"With the storytelling skills of a great novelist and the eye for detail of a poet…"
I must say I was very, very impressed with De Rossi’s writing right from the get go. The phrase I quoted above is from the book jacket. When I read it I couldn’t help but be a little skeptical. That’s pretty high praise. Could she really be a gifted writer? But, my goodness, what a talented story teller! De Rossi does pay such incredible attention to detail. At times it was possible to forget that I was reading non-fiction. And I found myself not wanting to put the book down. I picked it up anytime I had a spare minute. It might be a little crazy because I can see this woman now; she appears so healthy and happy. I knew the book had to have a happy ending, but I was so caught up in her tale. I felt I was abandoning her every time I had to put the book down. I just wanted to keep reading until I got to a point where she was okay. But this is a memoir of the time in which De Rossi was living with an eating disorder, there wasn’t going to be a reprieve from the sadness and struggle until the very end. I’m so glad she included a few details from her life now as well. You can feel Ellen’s love for Portia when she speaks of her. It just seems to leap off the screen. Ellen truly seems like such a positive, giving person. I wanted to know more about this woman who seems to be the light in Ellen’s life. De Rossi was very secretive about her private life before coming out, and she still seems to be a fairly private person now. I think it’s very brave of her to tell the world her story, to put all the ugly facts out there for everyone to see. And I think she will help a lot of people with her tale and open up an understanding in others.

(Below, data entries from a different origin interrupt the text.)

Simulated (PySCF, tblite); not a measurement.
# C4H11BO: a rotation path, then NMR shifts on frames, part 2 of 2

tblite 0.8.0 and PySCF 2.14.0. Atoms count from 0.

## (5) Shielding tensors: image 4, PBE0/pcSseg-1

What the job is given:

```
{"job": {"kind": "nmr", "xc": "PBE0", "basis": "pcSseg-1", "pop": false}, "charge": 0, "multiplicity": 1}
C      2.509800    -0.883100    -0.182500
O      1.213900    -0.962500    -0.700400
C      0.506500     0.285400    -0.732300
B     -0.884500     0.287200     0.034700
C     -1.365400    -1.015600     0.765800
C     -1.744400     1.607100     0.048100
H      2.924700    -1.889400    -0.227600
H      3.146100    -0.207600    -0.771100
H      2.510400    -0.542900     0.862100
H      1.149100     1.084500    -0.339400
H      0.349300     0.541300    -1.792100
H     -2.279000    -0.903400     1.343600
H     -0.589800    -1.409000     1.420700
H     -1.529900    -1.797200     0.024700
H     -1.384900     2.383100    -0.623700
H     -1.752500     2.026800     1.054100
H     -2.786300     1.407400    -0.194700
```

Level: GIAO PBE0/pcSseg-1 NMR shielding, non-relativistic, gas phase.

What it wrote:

It was a bit scary at times. I would forget that what De Rossi was describing is a sickness. She would be relating some line of thinking or reasoning she was using for her diet and exercise routine, and I would find myself thinking, “That sounds logical. I wonder if that would work.” (I no longer have the metabolism I had in my twenties!) Oh, but it only took reading a few more pages to be reminded just how wrong her thinking was. The dark twisted place in which De Rossi dwelt during that time is by turns fascinating and terrifying. But I could also identify with the way she describes honing in on the parts of her body that bother her the most. I think most women will be able to relate to that and so many other crazy thoughts that De Rossi shares. While reading this book, people will undoubtedly learn about Portia, but they may learn a bit about themselves as well.
One of the biggest lessons I will take away from this book came from the interactions between De Rossi and her mother. When one thinks of the parent of a teen model turned anorexic, one might naturally assume that the mother pushed her to be thin, but Portia never describes such circumstances. She does, however, describe several memories she has of her mother making comments that were clearly about her mother’s own body image issues. And those moments profoundly affected De Rossi. How scary to think that even the most supportive of mothers, the ones who tell their daughters they are beautiful and perfect just the way they are, can pass body image issues on to their children. What an incredible lesson for me as a mother. I not only have to make my daughter understand that she is lovely just the way she is, I have to learn to accept myself as I am as well. Otherwise what kind of an example am I presenting?
The only part of the book that did not fully engross me was part of the epilogue. De Rossi describes her current outlook on food and exercise and her veganism. While I can agree with a lot of what she said, the book began to feel like a self help book at that point, rather than a memoir. I found it a little off-putting. But on the whole I really enjoyed this book. You do not need to be a huge fan of Portia De Rossi (or Ellen) to find this book fascinating. Her story is enthralling, and it sheds so much light on the way so many of us perceive ourselves as women. I would recommend this book to any of my girl friends, my mother, and pretty much any woman I know. It was an excellent read and well worth the long wait I had to get it from the library!